K-Means (RapidMiner Studio Core)

Synopsis

This operator performs clustering using the k-means algorithm. Clustering is concerned with grouping objects together that are similar to each other and dissimilar to the objects belonging to other clusters. Clustering is a technique for extracting information from unlabelled data. k-means clustering is an exclusive clustering algorithm i.e. each object is assigned to precisely one of a set of clusters.

Description

This operator performs clustering using the k-means algorithm. k-means clustering is an exclusive clustering algorithm i.e. each object is assigned to precisely one of a set of clusters. Objects in one cluster are similar to each other. The similarity between objects is based on a measure of the distance between them.

Clustering is concerned with grouping together objects that are similar to each other and dissimilar to the objects belonging to other clusters. Clustering is a technique for extracting information from unlabeled data. Clustering can be very useful in many different scenarios e.g. in a marketing application we may be interested in finding clusters of customers with similar buying behavior.

Here is a simple explanation of how the k-means algorithm works. First of all we need to introduce the notion of the center of a cluster, generally called its centroid. Assuming that we are using Euclidean distance or something similar as a measure we can define the centroid of a cluster to be the point for which each attribute value is the average of the values of the corresponding attribute for all the points in the cluster. The centroid of a cluster will sometimes be one of the points in the cluster, but frequently it will be an imaginary point, not part of the cluster itself, which we can take as marking its center.

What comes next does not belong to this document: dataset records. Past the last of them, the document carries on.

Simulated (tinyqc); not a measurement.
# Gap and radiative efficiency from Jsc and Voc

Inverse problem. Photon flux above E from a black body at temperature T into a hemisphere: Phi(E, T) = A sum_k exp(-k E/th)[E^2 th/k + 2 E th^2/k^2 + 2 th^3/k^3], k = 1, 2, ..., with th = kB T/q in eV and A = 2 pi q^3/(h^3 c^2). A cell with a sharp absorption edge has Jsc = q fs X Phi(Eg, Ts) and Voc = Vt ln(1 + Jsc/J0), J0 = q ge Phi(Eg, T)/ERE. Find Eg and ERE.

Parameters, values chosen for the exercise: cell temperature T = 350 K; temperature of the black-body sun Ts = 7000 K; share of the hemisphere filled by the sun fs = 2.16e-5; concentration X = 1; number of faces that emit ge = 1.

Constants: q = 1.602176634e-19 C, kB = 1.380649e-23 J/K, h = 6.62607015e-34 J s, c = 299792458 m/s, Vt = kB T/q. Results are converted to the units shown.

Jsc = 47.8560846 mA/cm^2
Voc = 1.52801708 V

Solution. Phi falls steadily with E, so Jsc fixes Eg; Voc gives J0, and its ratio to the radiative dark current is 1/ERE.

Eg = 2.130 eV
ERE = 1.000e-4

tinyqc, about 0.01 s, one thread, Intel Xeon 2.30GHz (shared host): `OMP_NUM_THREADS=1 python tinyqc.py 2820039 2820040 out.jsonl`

For this method of clustering we start by deciding how many clusters we would like to form from our data. We call this value k. The value of k is generally a small integer, such as 2, 3, 4 or 5, but may be larger.

We next select k points. These are treated as the centroids of k clusters, or to be more precise as the centroids of k potential clusters, which at present have no members. We can select these points in any way we wish, but the method may work better if we pick k initial points that are fairly far apart.We now assign each of the points one by one to the cluster which has the nearest centroid. When all the objects have been assigned we will have k clusters based on the original k centroids but the centroids will no longer be the true centroids of the clusters. Next we recalculate the centroids of the clusters, and then repeat the previous steps, assigning each object to the cluster with the nearest centroid etc. The entire algorithm can be summarized as

Choose a value of k. Select k objects in an arbitrary fashion. Use these as the initial set of k centroids. Assign each of the objects to the cluster for which it is nearest to the centroid. Recalculate the centroids of the k clusters. Repeat steps 3 and 4 until the centroids no longer move.

Differentiation

k-Medoids

In case of the k-medoids algorithm the centroid of a cluster will always be one of the points in the cluster. This is the major difference between the k-means and k-medoids algorithm. In k-means algorithm the centroid of a cluster will frequently be an imaginary point, not part of the cluster itself, which we can take as marking its center.

k-Means (Kernel)

Kernel k-means uses kernels to estimate distance between objects and clusters. Because of the nature of kernels it is necessary to sum over all elements of a cluster to calculate one distance. So this algorithm is quadratic in number of examples and does not return a Centroid Cluster Model (on the contrary the K-Means operator returns a Centroid Cluster Model).

Input

  • example set input (Data Table)

    The input port expects an ExampleSet. It is the output of the Retrieve operator in the attached Example Process. The output of other operators can also be used as input.

Output

  • cluster model (Centroid Cluster Model)

    This port delivers the cluster model. It has information regarding the clustering performed. It tells which examples are part of which cluster. It also has information regarding centroids of each cluster.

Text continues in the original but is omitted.